Seager Gray Gallery presents Tim Craighead: New Paintings, an exhibition of new works by the highly respected Bay Area artist. Born in Los Angeles, Craighead received his undergraduate degree from University of California at Santa Cruz and then transferred to New York where he received his Masters and was a post graduate fellow at Columbia University.
It has been said that some paintings are a conversation and some are an argument. “And some,” says artist Tim Craighead, “are an all out war.” He was referring to his mammoth painting “Orchard Series, Drift”, a 60” x 108” oil on canvas diptych. He had thought himself finished with it, but something in it just didn’t ring true. “I try to paint what I believe in, eliminating any marks or images which feel disingenuous, listening to what the painting is telling me to do rather than imposing my will on the work.” His interplay between vaguely representational symbols and pure abstraction allows him to get beyond what we see and into a more mystical realm that doesn’t seek to define itself literally. It is a slippery edge to navigate and Craighead has spent a lifetime examining its possibilities.

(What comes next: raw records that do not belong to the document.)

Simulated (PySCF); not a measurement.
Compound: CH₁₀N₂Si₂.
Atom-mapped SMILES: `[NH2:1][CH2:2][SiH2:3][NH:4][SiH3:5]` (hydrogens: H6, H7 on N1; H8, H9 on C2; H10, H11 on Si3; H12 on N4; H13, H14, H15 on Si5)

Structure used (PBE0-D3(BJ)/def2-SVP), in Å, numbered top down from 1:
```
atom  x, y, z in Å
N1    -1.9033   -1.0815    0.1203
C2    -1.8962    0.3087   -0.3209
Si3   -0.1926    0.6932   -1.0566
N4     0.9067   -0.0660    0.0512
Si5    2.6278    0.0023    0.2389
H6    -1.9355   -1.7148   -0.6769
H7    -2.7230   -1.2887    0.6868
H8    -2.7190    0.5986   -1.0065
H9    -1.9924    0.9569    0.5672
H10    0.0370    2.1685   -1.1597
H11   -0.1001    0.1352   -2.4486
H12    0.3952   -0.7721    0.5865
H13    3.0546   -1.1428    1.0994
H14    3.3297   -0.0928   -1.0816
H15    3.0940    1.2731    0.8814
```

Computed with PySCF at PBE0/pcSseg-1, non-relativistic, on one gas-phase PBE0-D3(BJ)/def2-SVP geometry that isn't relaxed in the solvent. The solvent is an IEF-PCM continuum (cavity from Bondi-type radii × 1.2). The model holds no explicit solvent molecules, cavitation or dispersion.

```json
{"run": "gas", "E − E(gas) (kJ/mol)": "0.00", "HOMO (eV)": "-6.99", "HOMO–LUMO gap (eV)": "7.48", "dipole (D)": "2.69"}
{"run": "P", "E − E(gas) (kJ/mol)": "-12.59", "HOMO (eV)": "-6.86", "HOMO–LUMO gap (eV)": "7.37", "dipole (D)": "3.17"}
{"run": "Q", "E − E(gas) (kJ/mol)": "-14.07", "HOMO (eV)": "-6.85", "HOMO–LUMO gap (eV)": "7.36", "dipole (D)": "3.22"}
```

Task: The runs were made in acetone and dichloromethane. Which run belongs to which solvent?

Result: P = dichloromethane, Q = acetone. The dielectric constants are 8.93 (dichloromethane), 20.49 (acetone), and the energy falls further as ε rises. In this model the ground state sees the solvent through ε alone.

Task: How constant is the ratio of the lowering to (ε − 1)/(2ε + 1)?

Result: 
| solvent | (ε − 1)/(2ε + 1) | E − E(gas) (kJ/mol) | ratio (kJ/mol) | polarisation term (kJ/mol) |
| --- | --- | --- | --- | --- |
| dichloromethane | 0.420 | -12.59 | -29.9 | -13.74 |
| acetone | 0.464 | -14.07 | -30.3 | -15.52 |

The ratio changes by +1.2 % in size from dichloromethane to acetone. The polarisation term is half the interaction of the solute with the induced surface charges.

Craighead’s process is rigorous. He is plagued by demanding demons – a kind of honesty police. He is skilled, both as a painter and a printmaker and could easily produce pleasing works, but it is that something just beyond reach that compels him. Constructing paintings which operate on the borders of cognition provides an open field upon which a multitude of memories and meanings might be triggered. These paintings contain personal narratives, but in their abstraction he hopes to create enough room that others might be provoked to enter them with their own memories.
The Orchard Series was inspired by a small pocket orchard of 30 fruit trees and a beehive just outside his studio door. The seasonal changes, from winter dormancy to the bearing of fruit and the myriad of colors and textures presented throughout this cycle have influenced the works. The second body of work was inspired by time spent in Venice, Italy in the spring of 2016. This group of paintings is an attempt to capture the sights and sounds of that historic city-state. Throughout all the paintings is a love of paint and its inexhaustible ability to express the inexpressible. His efforts are not to describe but to conjure up the magic in the experience.
The Venice Series works often have motifs of ornamental ironwork patterns, reminiscent of Matisse’s window series from Collioure where the structured patterns miraculously convey the velvety passage of Mediterranean air. In Craighead’s work it is the humid and ancient atmosphere of the city of canals. In the painting “Venice Venus,” a single rose, taken from those depicted in Botticelli’s “Birth of Venus” drifts down, a shout out to Italian painting and the Renaissance.
Finally, there are the paintings “Box” and “Brood Box” in which simple lines create a deconstructed floating box. The lines and shape of the box have an effect much like the ironwork motifs in the Venice paintings – they create a structure that enhances the more atmospheric quality of the paintings. They operate like a portal allowing the viewer to experience the sensational qualities of the paint and the richness of pure pigment.
Five of the thirteen paintings in the exhibition are large – 5 feet tall or taller. They invite you to suspend disbelief for a moment and enter the world of the painting with the artist as your guide. There is something lost in reducing them to a computer screen or catalog page. The hope is that you will visit the exhibition and see them in person to get the full effect of this extraordinary body of work.
In Craighead’s own words, “My paintings operate somewhere between abstraction and the cognitive world, between the unknown and the known. The works often begin with a general idea. I might be reflecting on spiritual or corporal concerns, memory or whatever occupies my thoughts at the moment. Once the first marks are initiated all bets are off about the outcome. In this way, it is my hope that the paintings aren’t driven self-consciously. The goal is that they emerge from a more enigmatic, less familiar place. In the process of painting, initiation, manipulation and removal of marks becomes one of action and reaction. The paintings emerge slowly, one on top of the other, until they tell me I am done.”